Two School of Public Affairs freshmen are working to raise awareness about D.C. statehood on campus.

Josh Matfess and Anthony Szewczyk, both SPA freshmen, co-founded a D.C. Statehood chapter last semester at AU to raise awareness about the District’s non-state status.

The process of achieving statehood is outlined in Article IV of the U.S. Constitution. The District has to petition Congress and draft a democratic constitution to achieve statehood, according to dc.gov. Congress must then approve statehood by a simple majority, and the president must sign the bill.

The federal government gives D.C. a “second-class citizenship,” Matfess said, because:

• D.C. doesn’t have voting representation in Congress

• Congress can overturn D.C. legislation.

• The D.C. budget has to be approved by Congress every year.

• D.C.’s number of electors in the Electoral College is not based on D.C.’s population.
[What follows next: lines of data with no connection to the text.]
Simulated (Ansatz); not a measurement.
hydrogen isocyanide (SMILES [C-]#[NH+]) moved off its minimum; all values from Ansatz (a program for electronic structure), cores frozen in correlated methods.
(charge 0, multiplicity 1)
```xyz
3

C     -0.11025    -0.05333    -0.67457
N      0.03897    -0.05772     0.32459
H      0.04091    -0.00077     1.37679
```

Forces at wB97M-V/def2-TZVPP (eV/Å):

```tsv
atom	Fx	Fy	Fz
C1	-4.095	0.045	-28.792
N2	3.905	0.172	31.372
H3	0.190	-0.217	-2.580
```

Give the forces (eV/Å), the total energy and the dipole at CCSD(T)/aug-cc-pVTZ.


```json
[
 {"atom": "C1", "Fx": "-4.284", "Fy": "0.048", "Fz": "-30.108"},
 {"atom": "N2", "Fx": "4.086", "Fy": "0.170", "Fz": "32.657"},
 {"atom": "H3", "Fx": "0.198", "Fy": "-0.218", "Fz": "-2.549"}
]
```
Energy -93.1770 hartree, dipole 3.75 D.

Matfess and Szewczyk said they were inspired to start the group after meeting D.C. Mayor Vincent Gray and shadow senator Paul Strauss last semester for their “Politics in the U.S.” course with Professor Karen O’Connor.

Every two years, D.C. residents elect two shadow senators who advocate for statehood but are not officially sworn in or formally recognized by the Senate, according to dc.gov.

Both Gray and Strauss, an AU alumnus, spoke to the students about the movement to establish D.C. as a state during a meeting at Gray’s office.

“They [Gray and Strauss] talked about how they wanted to get college kids involved and more young people involved in the cause,” Szewczyk said.

Matfess and Szewczyk have brought Strauss and Pete Ross, a candidate for shadow senator, to campus to speak about how college students can be more active in this issue.

“[Strauss] gave them a good background and talked a little bit about how he might want to address the issue and how we should be moving forward,” Matfess said.

Matfess and Szewczyk have also been working to engage the campus in their cause. Their Facebook group, Students for DC Statehood (AU), has 38 members.

They have coordinated with the Community Service Coalition and the AU and George Washington University chapters of student advocacy group DC Students Speak. Matfess has worked with D.C. Vote and the GW-based D.C. Statehood Students Association. D.C. Vote is trying to build a District-wide student effort for D.C. statehood.

Matfess and Szewczyk have discovered support for D.C. statehood is not universal across the AU campus.

On March 4, four Student Government senators voted against a proposal advocating for D.C. voting rights, The Eagle previously reported.

Matfess brought the proposal to Student Government Senator-At-Large Joe Wisniewski and urged him to propose a resolution backing the movement.

The Undergraduate Senate passed the resolution 16-4.

Opponents of the resolution argued that such an addition to Congress could upset the current political balance.

“If you’re going to create two whole new senators, that is a massive deal at the federal level,” Class of 2012 Sen. Roger Deming said at the SG Senate hearing. “The amount of power a single senator has over control of not just policy in different areas, but also national policy, is immense. So I’m always kind of hesitant that we want to go down this route because the influence they have over other national policies by virulent fact that the capital resides within their borders.”

Szewcyzk said partisanship was the main reason behind opposition to D.C. statehood. Because the District is mostly Democratic, Republicans would not want to see two D.C. senators and one representative join Congress, Szewcyzk said.

But he called this argument “unfounded.”

“When Alaska and Hawaii came into the Union, it was assumed that Alaska would always be overwhelmingly Democratic and Hawaii was overwhelmingly Republican at the time,” Szewcyzk said. “But now, obviously, just 50 years later, it’s the opposite.”